The Six Nations Is Over. . . But The Rugby Season Is Not

The Six Nations has been packed away for another year and with it the interest of many fans. But Robert Rees believes now is the perfect time for ‘event-going’ rugby fans to try some other stuff lower down the menu – and for regions and clubs to ride the wave of interest rather than ignore it.

Welsh rugby crowds often vary so much throughout the regional/club calender, with success – or lack of – fixture times and international windows being the main culprits to the variation.

It’s often a hot topic on social media platforms or down the clubhouse, but where have all the fans gone?

For Wales games, 70,000 plus turn up on match days as well as thousands out in the city centre or watching at the game at home. These fans only really show interest during Wales games and often offer up opinions that regular rugby goers find bizarre, based upon a lack of rugby actually watched.

Something that needs to be capitalised upon is the advertisement of club/regional games during the Six Nations ‘shop window’. Millions watch the tournament around the world and if you can advertise your game, then perhaps a reasonable chunk of those will have a look at a local rugby fixture at some point in the future.

It may be preaching to the many uninterested fans who would rather have a less seasonal serving of rugby and a more, one-off variety every spring and autumn, but it can be an easy and cheap advertising alternative.

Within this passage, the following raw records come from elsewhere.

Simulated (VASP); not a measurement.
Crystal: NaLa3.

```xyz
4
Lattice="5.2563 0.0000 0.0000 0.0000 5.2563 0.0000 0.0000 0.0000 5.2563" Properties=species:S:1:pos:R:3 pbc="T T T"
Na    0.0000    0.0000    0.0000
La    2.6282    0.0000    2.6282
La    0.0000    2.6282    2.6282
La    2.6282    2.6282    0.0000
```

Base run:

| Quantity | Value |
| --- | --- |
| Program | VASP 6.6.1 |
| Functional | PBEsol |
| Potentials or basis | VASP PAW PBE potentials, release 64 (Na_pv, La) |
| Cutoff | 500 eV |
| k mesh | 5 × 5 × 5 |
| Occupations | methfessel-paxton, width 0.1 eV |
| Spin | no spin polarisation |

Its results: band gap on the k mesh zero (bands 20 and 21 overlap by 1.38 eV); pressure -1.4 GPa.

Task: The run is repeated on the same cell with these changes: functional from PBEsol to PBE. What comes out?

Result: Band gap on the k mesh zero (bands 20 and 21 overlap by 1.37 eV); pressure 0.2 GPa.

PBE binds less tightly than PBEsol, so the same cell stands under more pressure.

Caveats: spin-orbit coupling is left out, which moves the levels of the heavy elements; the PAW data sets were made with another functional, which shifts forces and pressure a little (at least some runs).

Scrap the ”as long as we beat the English” nonsense and let’s have a solid Welsh campaign followed up with the unearthing and developing of talent at the four regional sides.

Derbies like the Ospreys v the Scarlets feature many international players. Pic: Getty Images.

If you just want to see the big names play rugby, then regional rugby is exactly the game for you.

You not only see these internationals play, you see the future stars as well. For a much cheaper price.

Not only do you see Wales’ elite, but when the likes of Toulon or Saracens come to town, you can see some of the rest of the world’s talent.

If professional rugby isn’t your thing and you’re more small scale, then search for your local rugby club.

Most clubs kick-off on a Saturday afternoon and some youth set-ups may well breed the next Alun Wyn Jones or George North.

The excitement of club rugby can be unique. It’s totally different to professional rugby, but both are equally good in their own ways. Club rugby is often the hub of the community and you get to know the players personally, like a family, as you travel to local and traditional derbies.

There are over 300 clubs in Wales, so go out and find out when your town or village is playing.

Welsh rugby needs positivity right now and gaining fans would be one big step up that ladder.

If you have invested time and hours into watching the Six Nations, then go out and watch it more regularly at your local club, region or province (if you’re Irish).